You could write an entire article titled ’10 Reasons Chris Burden was Crazier than a Shithouse Rat’ and still have plenty of examples to spare. For one, he once asked a friend to shoot him with a rifle (which the ‘friend’ then did); while another bout of insanity saw him nail himself to his car—a feat so uniquely crazy, David Bowie wrote a song about it.
But the absolute most-lunatic stunt he ever pulled was in 1975. Interested to see at what point an audience might intervene, he placed himself under a glass sheet next to a clock and lay there completely immobile. The plan was to not move until a visitor to the gallery got worried and tried to help him, but here’s the kicker: they didn’t. Even after Burden had crapped his pants and gone nearly two days without water, people just nodded politely and left him to it. The only reason his desiccated corpse isn’t still lying there now is because a gallery attendant got nervous and left a glass of water next to him: at which point Burden finally cracked and ended the show.

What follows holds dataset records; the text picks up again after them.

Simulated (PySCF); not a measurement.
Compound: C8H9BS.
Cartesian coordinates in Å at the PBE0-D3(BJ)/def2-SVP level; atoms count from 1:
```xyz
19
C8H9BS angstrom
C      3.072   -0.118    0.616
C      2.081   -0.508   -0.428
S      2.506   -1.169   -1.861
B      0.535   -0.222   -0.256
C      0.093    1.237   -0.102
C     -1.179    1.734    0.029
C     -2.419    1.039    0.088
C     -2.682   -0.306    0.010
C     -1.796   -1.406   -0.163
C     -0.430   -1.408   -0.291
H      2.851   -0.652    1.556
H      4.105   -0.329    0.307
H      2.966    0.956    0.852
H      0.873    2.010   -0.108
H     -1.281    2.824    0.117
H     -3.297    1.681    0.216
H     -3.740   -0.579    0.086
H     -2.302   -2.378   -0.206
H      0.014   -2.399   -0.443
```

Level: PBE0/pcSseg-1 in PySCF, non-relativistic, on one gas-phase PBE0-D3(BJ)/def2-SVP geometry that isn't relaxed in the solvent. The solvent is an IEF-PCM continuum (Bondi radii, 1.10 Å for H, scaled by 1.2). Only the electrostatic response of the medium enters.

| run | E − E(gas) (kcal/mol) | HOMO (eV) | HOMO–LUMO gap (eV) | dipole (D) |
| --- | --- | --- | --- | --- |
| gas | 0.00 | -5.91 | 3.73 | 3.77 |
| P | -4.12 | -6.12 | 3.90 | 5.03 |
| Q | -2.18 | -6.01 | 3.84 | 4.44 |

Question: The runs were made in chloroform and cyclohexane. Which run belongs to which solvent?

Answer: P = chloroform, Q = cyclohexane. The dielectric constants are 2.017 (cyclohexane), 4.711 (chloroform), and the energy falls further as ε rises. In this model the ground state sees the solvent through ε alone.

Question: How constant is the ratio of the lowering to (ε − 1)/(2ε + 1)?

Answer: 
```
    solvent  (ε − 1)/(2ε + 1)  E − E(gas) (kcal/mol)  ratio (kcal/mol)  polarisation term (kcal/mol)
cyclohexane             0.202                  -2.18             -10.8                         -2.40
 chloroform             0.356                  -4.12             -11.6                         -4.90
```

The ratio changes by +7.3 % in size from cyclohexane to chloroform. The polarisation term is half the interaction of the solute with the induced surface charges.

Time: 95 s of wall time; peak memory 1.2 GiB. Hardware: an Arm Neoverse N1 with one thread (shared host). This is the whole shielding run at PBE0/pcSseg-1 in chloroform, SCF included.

Most of us who hear the words ‘video art’ instinctively turn and run as fast as we can from whoever said them, but Tony Conrad’s work is a little different. While it’s not exactly The Godfather, or even Godfather Part III, it aims to do something no mainstream blockbuster ever would: give you acid-trip hallucinations.
You read that right: the entire purpose of his 1966 film ‘The Flicker’ was to send the viewer into a state of advanced schizophrenia (for the love of God, DO NOT click that link if you suffer from epilepsy). Featuring nothing more than flickering lights projected in a darkened room, the experience was said to be such a ‘trip’ that it acted as visual LSD, giving rise to all sorts of crazy visions. This being the 60s, people loved it—leading to a whole heck-load of imitators: including Paul Shartis’ ‘TOUCHING’—which went one sense further by screwing with your hearing as well.
If you need final proof that our species is psychologically doomed, look no further than Marina Abramovic’s Rhythm 0. In 1974, Abramovic staged a performance piece where she sat immobile in a chair, next to a sign informing her audience they could do whatever they wanted to her. Just to make it clear she meant ‘anything’ there was a table nearby covered in stuff like whips, scalpels, scissors and a loaded gun.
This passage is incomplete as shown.